Skip to content

File Transfer to xrootd URL

EOS is often used at CERN, whereas for the HTCondor service, AFS is used as the shared filesystem between your submissions and the schedd. Whereas we do not allow EOS FUSE to serve as this filesystem, we do have a file transfer plugin that can help integrate EOS into your workflow for local batch submission. This is achieved using an HTCondor file transfer plugin to xrdcp files to EOS.

Note

Note that this is authenticated with kerberos and so should be viewed as a way to use EOS at CERN, not global xrootd URIs.

Usage via output_destination

In your condor submit file, you can specify an output_destination. A correctly formatted xrootd URI will tell htcondor to write your output files to this destination. Here is a basic example, where I want to write files to /eos/user/b/bejones/condor/xfer:

executable     = script.sh
log            = xfer.$(ClusterId).log
error          = yf.$(ClusterId).$(ProcId).err
output         = yf.$(ClusterId).$(ProcId).out
output_destination = root://eosuser.cern.ch//eos/user/b/bejones/condor/xfer/
queue

Using this example, all files written to the working directory (aka the output sandbox) will be written to that directory in EOS.

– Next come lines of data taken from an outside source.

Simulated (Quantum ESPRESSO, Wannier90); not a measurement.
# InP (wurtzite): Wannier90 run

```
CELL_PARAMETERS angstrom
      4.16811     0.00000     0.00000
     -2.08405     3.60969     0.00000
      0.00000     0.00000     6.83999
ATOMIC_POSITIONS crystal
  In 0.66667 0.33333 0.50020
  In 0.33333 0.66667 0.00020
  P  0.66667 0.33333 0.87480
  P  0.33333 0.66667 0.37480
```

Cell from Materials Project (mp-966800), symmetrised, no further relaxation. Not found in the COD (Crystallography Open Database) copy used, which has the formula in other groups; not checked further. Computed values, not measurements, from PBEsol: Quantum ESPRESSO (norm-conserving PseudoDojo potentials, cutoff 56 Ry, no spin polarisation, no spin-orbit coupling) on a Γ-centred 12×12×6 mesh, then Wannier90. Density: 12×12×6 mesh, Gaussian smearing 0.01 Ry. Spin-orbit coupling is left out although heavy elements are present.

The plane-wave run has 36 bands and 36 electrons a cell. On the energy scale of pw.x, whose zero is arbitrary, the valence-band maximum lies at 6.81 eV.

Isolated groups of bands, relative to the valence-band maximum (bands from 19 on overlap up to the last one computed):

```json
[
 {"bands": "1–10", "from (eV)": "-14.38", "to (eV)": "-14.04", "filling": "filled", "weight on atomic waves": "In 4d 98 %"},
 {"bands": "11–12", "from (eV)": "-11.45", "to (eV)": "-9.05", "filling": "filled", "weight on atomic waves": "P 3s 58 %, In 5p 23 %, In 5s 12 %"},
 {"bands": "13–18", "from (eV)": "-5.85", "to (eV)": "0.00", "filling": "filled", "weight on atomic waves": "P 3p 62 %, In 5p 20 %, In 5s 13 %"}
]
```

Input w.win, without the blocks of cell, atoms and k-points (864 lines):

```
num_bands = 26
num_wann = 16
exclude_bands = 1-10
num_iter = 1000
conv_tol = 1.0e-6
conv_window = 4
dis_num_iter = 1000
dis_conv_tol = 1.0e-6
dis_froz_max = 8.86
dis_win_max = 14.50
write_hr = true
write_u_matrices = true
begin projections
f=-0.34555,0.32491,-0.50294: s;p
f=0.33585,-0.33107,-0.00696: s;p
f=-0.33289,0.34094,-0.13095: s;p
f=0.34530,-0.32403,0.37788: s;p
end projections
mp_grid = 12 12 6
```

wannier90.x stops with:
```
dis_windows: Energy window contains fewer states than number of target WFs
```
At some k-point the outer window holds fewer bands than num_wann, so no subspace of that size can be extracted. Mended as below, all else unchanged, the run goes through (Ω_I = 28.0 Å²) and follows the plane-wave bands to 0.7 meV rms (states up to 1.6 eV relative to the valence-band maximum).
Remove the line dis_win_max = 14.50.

However, we can also ask for any directories to be created, which can help to avoid having too many files in one directory. We do this by adding an additional special attribute MY.XRDCP_CREATE_DIR = true. Full example:

executable     = script.sh
log            = xfer.$(ClusterId).log
error          = yf.$(ClusterId).$(ProcId).err
output         = yf.$(ClusterId).$(ProcId).out
output_destination = root://eosuser.cern.ch//eos/user/b/bejones/condor/xfer/$(ClusterId)/
MY.XRDCP_CREATE_DIR = True
queue

Note the addition of a subdir with the ClusterId in the output_destination.

We can also ask the plugin to import input files, though this needs to have the full path, for example:

executable     = script.sh
log            = xfer.$(ClusterId).log
error          = yf.$(ClusterId).$(ProcId).err
output         = yf.$(ClusterId).$(ProcId).out
output_destination = root://eosuser.cern.ch//eos/user/b/bejones/condor/xfer/$(ClusterId)/
transfer_input_files = root://eosuser.cern.ch//eos/user/b/bejones/condor/file.txt
MY.XRDCP_CREATE_DIR = True
queue

Limitations

The user log or the log specified in the above examples is not transferred, and so in the normal case would be a file in AFS. There is though a way to avoid using AFS at all, by using condor_submit -spool...

Use with condor_submit -spool

condor_submit -spool uses the schedd to hold all the files, avoiding the use of shared filesystems altogether. Combined with output_destination it can be very convenient. The only limitation is the user log which will be written on the schedd. If after a job terminates or there is an error you wish to consult, it is necessary to transfer the log back using the following command:

condor_transfer_data <job id>

This should then transfer back the user log to the initial working directory of the submitted job.


Last update: February 14, 2022